Den l?r 10 okt. 2020 kl 13:23 skrev Stefan Skoglund via cctalk <
cctalk at classiccmp.org>:
ons 2020-10-07 klockan 14:08 -0400 skrev Paul Koning
via cctalk:
Not flags, that's an HDLC concept. Bisync uses sync characters (as
DDCMP does) but instead of doing framing by byte counts it does it by
a frame terminator, and for transparency if that occurs inside the
data it has to be escaped.
Bit stuffing ? ie if the payload contains a sequence which is reserved
add a an escape for example an A after three consecutive spaces.
Bitstuffing is used in HDLC and SDLC and is where you insert a 0 after
five consecutive ones. That is to differentiate it from the flag which has
a zero followed by six ones and then yet another zero.
ON the receiving end remove the A, if it came after three spaces.
Four consecutive spaces in the wire stream, that is a frame marker...
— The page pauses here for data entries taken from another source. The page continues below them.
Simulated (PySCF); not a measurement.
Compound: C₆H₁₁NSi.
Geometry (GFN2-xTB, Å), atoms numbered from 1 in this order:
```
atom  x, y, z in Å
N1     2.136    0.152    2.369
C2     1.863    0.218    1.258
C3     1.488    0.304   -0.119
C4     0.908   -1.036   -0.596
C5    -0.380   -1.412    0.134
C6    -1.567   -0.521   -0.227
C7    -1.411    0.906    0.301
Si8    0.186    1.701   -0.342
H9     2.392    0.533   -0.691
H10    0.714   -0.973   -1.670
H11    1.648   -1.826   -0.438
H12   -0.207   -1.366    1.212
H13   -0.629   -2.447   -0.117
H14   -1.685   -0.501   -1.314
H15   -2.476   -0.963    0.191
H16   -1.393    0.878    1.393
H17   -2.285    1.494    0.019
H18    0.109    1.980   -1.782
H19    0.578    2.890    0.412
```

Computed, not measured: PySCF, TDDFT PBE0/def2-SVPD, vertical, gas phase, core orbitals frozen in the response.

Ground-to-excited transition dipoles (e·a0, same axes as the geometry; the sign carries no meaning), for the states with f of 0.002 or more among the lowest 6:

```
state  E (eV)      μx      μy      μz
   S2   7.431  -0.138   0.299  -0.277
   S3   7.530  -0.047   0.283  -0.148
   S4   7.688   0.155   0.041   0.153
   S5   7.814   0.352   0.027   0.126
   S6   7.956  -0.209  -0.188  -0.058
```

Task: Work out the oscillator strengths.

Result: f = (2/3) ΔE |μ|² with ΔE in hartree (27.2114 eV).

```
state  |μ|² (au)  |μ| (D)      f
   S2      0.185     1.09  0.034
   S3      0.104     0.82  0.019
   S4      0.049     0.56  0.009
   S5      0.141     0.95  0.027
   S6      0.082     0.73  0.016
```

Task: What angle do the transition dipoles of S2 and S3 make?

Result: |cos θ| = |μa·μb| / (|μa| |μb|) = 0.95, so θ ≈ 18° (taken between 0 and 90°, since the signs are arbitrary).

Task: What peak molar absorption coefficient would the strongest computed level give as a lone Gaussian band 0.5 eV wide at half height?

BSC has the concept of escape character. They use the DLE which is 0x10 in
EBCDIC.
BSC can operate in transparent and non-transparent mode. Transparent mode
text is initiated with DLE STX while non-transparent text is just STX.
>
> Bisync is usually associated with older IBM protocols like 2780, but
> it's occasionally found elsewhere.
BSC was widely used to connect various IBM terminals like 2260 and 3270.
BSC has a polling concept with the ENQ character which is used to poll
terminals on a shared line for data to send.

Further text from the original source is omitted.